# What should I put in my 75g?



## halffrozen (Sep 24, 2011)

I moved over my everything in my tank except for my Vals and Firemouths a apple snail and two bristle nose plecos...

My crypt forest lol, my Bolivian rams and a few dithers were all moved to my brand new 40 gallon.

I am wanting something colorful and or bright that also is quite large(not really sure what my max size is that I can fit in there, I am guessing 16" from "nose" to tail tip?

I was thinking of a single EBJD or maybe a pair or trio of Festae's?

Or maybe an Oscar... always kinda wanted one.

Just not sure.

The firemouths can be moved if need be, I have a few places that can give credit for them. Though they are pretty cool looking.


----------



## halffrozen (Sep 24, 2011)

Here is the tank about an hour ago, still cloudy:


----------



## bluejack23 (Jan 23, 2012)

I like the idea of an ebjd and if the fm isnt too large already you may be able to keep it. I would. of coarse, make sure the ebjd is bigger than the fm.


----------



## halffrozen (Sep 24, 2011)

So I got an Oscar and a VERY pretty looking Jack Dempsey with loads of blue flakes and red and pretty much all kinds of awesome colors.

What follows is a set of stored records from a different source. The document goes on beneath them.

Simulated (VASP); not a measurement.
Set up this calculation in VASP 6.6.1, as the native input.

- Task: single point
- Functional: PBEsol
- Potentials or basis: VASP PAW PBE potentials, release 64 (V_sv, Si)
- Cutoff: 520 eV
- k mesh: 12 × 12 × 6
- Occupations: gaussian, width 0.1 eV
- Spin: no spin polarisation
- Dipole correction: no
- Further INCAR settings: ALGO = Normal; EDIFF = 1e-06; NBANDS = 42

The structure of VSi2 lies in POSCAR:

**** picture... this doesn't even show his true colors, poor lighting.  new one will be here by Friday.


----------



## halffrozen (Sep 24, 2011)

Oscar:

Odd signs on his head/back


----------



## Zombie Cichlid (Jun 26, 2012)

Congrats on the fishes! The JD has some bright colours and this Oscar is awesome! One of the most beautiful juveniles i'he seen and even so he might change colours growing up, this one shows a lot of potential to be a beautiful and colourful Oscar.
I like Oscars, they are very interactive but they limit choices on the tank, such as no rare plecos (and i love plecos) otherwise they would eventually get eaten by the Oscar. 
They are know as "the dog fish" precisely because of their power of interaction as well as "the pig fish" because they eat a lot and are nasty, they eat half of the pellet, the other half goes to the bottom of the tank, all that bio waste obliges you to do more often and bigger water changes.
I'd recommend a severum. There are lots of beautiful kinds.


----------



## halffrozen (Sep 24, 2011)

So a sev would work in my tank with everything I already have?


----------



## bluejack23 (Jan 23, 2012)

NOT with the oscar, jd, firemouth. I believe (and please correct me if im wrong) that he means a sev rather than an oscar. A severum, firemouth, and jd could live in a 75 if temperments allow it. ...But IMO an oscar in a 75 gallon tank should have no tankmates beside maybe a pleco.


----------



## Zombie Cichlid (Jun 26, 2012)

I agree with bluejack23.
I meant a severum instead an oscar and not with an oscar.
I think a JD, a Sev and a meeki are enough for a 75 gallon tank.
An oscar in a 75 gallon should be kept by himself, mainly because of the bio waste he produces.


----------



## halffrozen (Sep 24, 2011)

I see.

Option 1:
I am thinking I will be returning the JD, even though I really like his colors.

The FM's have other places to go, unfortunately nowhere in my house. Love their colors... but I have no other tanks but a 40 gallon. :/

Option 2:
Return both of them to the store, and go look for an actual EBJD... and a very pretty looking Golden/Red sev...


----------



## bluejack23 (Jan 23, 2012)

One firemouth, one spotred sev, one ebjd?


----------



## halffrozen (Sep 24, 2011)

Yeah I am not too sure what I am wanting, but I am really liking the Oscar... Still... I have 12 or so days to take the them back.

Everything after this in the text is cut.